[This correspondence started with an email from McKitrick commenting on this post. I've edited it to remove most of the quoted text from previous emails. Further discussion is here.]
I saw your suggestion about how to test whether the increase in average T was an artifact of the changed sample. I can see 2 problems with it. First, there was a change post-1990 in the quality of data in stations still operating, as well as the number of stations. Especially in the former Soviet countries after 1990, the rate of missing monthly records rose dramatically. So you need a subset of stations operating continuously and with reasonably continuous quality control.

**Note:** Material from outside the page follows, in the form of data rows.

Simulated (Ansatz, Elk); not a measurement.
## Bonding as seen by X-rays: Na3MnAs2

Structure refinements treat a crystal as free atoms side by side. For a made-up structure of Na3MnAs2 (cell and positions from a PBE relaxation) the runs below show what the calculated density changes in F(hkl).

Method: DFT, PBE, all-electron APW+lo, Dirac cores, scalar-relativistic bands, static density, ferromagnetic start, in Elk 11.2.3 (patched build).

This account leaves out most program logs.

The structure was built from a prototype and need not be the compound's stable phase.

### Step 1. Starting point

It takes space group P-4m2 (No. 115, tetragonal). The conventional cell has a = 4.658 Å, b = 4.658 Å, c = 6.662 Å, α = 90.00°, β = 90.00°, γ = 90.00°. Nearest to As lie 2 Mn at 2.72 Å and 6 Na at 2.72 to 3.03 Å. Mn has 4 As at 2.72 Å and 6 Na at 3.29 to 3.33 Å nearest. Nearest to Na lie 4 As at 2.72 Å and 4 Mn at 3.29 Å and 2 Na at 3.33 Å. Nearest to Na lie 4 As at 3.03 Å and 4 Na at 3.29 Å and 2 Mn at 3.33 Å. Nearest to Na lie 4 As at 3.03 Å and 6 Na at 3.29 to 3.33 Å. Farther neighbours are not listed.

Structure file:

Second, if in this subset you observe an upward trend comparable to the conventional global average, in order to prove that this validates the global average you have to argue that the subset is a randomly chosen, representative sample of the whole Earth. Of course if this were true the temperature people would only use the continuously-available subset for their data products. It isn't, which is why they don't. It would leave you with a sample biased towards US and European cities, so it is not representative of the world as a whole. The large loss in the number of stations operating (50% in a few years) was not random in a geophysical sense, it was triggered by economic events, in which stations were closed in part if they were relatively costly to operate or if the country experienced a sudden loss of public sector resources. One can conjecture what the effect of that discontinuity was, but to test the conjecture, at some point you have to guess at what the unavailable data would have said if they were available. Because of that, I cannot see how one can devise a formal test of the representativeness of the subsample.
None of this means that those researchers with access to the raw data can't propose and implement such tests as you propose (I wish they would). But it means that when you are shown a graph of the "global temperature" you are not in a position to know why the 1990 numbers are higher than those in 1980, given at least 2 confounded explanations.
The raw data is freely available for download. YOU are a researcher with access to the raw data. I downloaded it and was able to approximately reproduce your graph here. Your graph seems to have a severe problem with the right hand scale--you show a peak of 15,000 stations when it was actually 6,000.
I then did another one, just using stations with data from every year between 1980 and 2000. The resulting average is reasonably close to the one shown in the GISS graphs and shows that the 90s were warmer than all previous decades. You must have accessed the GHCN data to produce your graph. Why didn't you do the simple test I just did?
Furthermore, Hansen et al give a detailed explanation of how their graph was constructed here:
There is nothing wrong with my graph--the same counts can be seen here.
[Why didn't you do the simple test I just did?]
For the reasons set out in my email. However I have a paper forthcoming in Climate Research, which was presented at the January American Meteorological Society meetings, that implements more thorough set of tests.[Why are you raising objections that were addressed in H&R?]
I do not claim that adjustments are not being made, only that there is no formal test of their adequacy. In denying this you are making a stronger claim than H&R do, in either their '99 paper or their updated analysis in '01.
the same counts can be seen here
Well, they're wrong as well (assuming that they are from the GHCN dataset). You even reproduce the graph from Peterson that shows that the peak was 6,000 as figure 2 in your paper.
I do not find your reasons for not doing the test persuasive. However, I would like to present your side in my post. Is it OK if I quote from your email?
Thank you for checking first on quoting the emails. You may do so; my preference would be that you reproduce the whole correspondence unedited.